• Friday, June 21, 2024


Tory lawmaker fined for racially abusing activist

Bob Stewart, 74, was convicted of a racially aggravated public order offence

Bob Stewart MP (Photo: parliament.uk)

By: Pramod Thomas

A British lawmaker who once commanded UN peacekeeping troops in Bosnia was fined after being found guilty of racial abuse.

Tory MP Bob Stewart, 74, was convicted of a racially aggravated public order offence on Friday (3) and ordered to pay £600 ($743) plus costs after a one-day trial at a court in central London.

The former army officer had been confronted by human rights activist Sayed Ahmed Alwadaei after an event at the Bahraini Embassy in December last year.

Alwadaei, who was protesting outside, shouted: “Bob Stewart, for how much did you sell yourself to the Bahraini regime?”

The MP replied: “Go away, I hate you. You make a lot of fuss. Go back to Bahrain.”

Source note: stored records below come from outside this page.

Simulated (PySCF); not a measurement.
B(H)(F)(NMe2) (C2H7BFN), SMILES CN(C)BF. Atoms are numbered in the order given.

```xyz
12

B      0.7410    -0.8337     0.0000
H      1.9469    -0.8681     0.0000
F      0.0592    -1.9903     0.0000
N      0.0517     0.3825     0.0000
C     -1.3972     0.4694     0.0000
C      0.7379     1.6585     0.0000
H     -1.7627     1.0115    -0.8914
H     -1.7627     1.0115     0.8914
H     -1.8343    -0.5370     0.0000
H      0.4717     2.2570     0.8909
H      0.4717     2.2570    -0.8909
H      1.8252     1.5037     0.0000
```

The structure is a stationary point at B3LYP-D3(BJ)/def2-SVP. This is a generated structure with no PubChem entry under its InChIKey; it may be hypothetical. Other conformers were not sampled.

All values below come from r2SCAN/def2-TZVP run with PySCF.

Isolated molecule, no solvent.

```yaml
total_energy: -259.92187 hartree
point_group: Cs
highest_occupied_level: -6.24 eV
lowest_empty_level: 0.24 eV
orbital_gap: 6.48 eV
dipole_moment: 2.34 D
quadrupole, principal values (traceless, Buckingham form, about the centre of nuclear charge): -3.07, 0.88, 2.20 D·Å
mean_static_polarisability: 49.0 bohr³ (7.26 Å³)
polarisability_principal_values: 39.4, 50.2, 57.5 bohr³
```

In footage played during a trial at Westminster Magistrates’ Court, Stewart told Alwadaei: “You’re taking money off my country, go away”.

He also said: “Now shut up, you stupid man.”

The activist told judge Paul Goldspring he was exercising his right to protest alleged corruption and human rights violations in the Middle Eastern country by questioning Stewart.

He said he had not intended to insult the MP, whom he accused of being financed by Bahrain and of acting as a “well-known defender” of the regime.

The protester also claimed that during a trip to the country, Stewart had chanted “God save the king of Bahrain”.

“I feel that I was dehumanised, like I was someone who is not welcomed in the UK,” Alwadaei said when asked about the exchange.

Alwadaei, the director of the London-based Bahrain Institute for Rights and Democracy, said if he did return to Bahrain, he would “undoubtedly be killed and tortured”.

Stewart, apologised for his remarks last December, telling the Guardian newspaper, which first reported the incident, he had been “persistently taunted”.

He commanded United Nations peacekeeping forces in Bosnia during the Balkans conflict in the 1990s, retiring from the military in 1996 before becoming an MP in 2010.

During the hearing, Stewart insisted: “I am not a racist.”

Goldspring said: “I accept he is not racist per se, but that is not the case against him. Good men can do bad things.”